A YOUNG man who persistently defied a court order by contacting his former partner has been jailed – but he will serve the term alongside a longer sentence he has been recalled to prison to finish.

Thomas Park, 22, who had already breached the restraining order involved on five previous occasions, pleaded guilty to two further breaches.

A judge accepted that the numerous messages sent to the woman by Park, whose address was given as Lowther Street, were not threatening. But his former partner had made it clear that she wanted no contact with him.

Prosecutor Becky McGregor, outlining the case at the city's crown court, said the defendant was supposed to have no contact whatsoever with the woman under the terms of a restraining order.

But on December 23 last year, immediately after his release from prison on licence for offences that included a serious assault on the woman’s brother, he began making contact with her.

He was released halfway through a four-and-a-half-year sentence, the court heard. For four of five days over the Christmas period, he persistently sought to contact the woman, sending her social media messages, and calling her.

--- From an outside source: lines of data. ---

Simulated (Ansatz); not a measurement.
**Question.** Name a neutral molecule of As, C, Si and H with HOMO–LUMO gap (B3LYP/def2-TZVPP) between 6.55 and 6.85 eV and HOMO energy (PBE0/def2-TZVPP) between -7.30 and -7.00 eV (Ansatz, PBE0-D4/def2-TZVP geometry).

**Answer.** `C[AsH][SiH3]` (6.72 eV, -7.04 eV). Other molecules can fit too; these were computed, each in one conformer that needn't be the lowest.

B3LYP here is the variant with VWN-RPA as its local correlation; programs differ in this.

He made some of those calls in the early hours of the morning, including 36 calls alone around the Christmas Day period. The court heard that the victim had made one 18-second call to Park, possibly making the defendant believe that was an invitation to further contact, said Judge Nicholas Barker.

Miss McGregor said of the victim: “She wants no contact with this defendant. This was unwanted contact across the festive period which she said left her scared to return to her home. She said in a statement that she feels the defendant is still trying to control her. She is scared of the defendant and doesn’t want to live her life in this way.”

Park’s criminal history includes 20 previous offences, including a domestic assault on the same victim, who did not provide a victim personal statement.

Judge Barker said that what aggravated the offences were that immediacy with which they were committed following Park’s release from jail and the persistence.

Defence barrister Russell Davies pointed out that there had been no attempt to physically visit the victim and nor was she in any way directly threatened or intimidated.

Judge Barker said Park now faced the prospect of serving in full his four-and-a-half-year sentence as a result of his recall to prison and he would not be released until March, 2024. “You were persistently and continually seeking to have contact with your former partner,” said the judge.

“It may well be that you thought there was some kind of invitation to contact her, although the phone traffic seems to clearly show she made one call of 18 seconds over this period whereas you made multiple, multiple calls in one form or another.

“Whatever belief you had… you should know that your requirement under the restraining order was to have no contact with her at all. You have a very poor record for compliance.”

The judge confirmed that the 14-month jail term he was imposing for the two restraining order breaches would not delay the defendant’s release date from the sentence he has been recalled to finish.

The judge added: “You must learn now, first and foremost, that court orders mean court orders and they will be complied with.

“If you or any other defendant does not comply the court will use its ultimate sanction and lock you up.”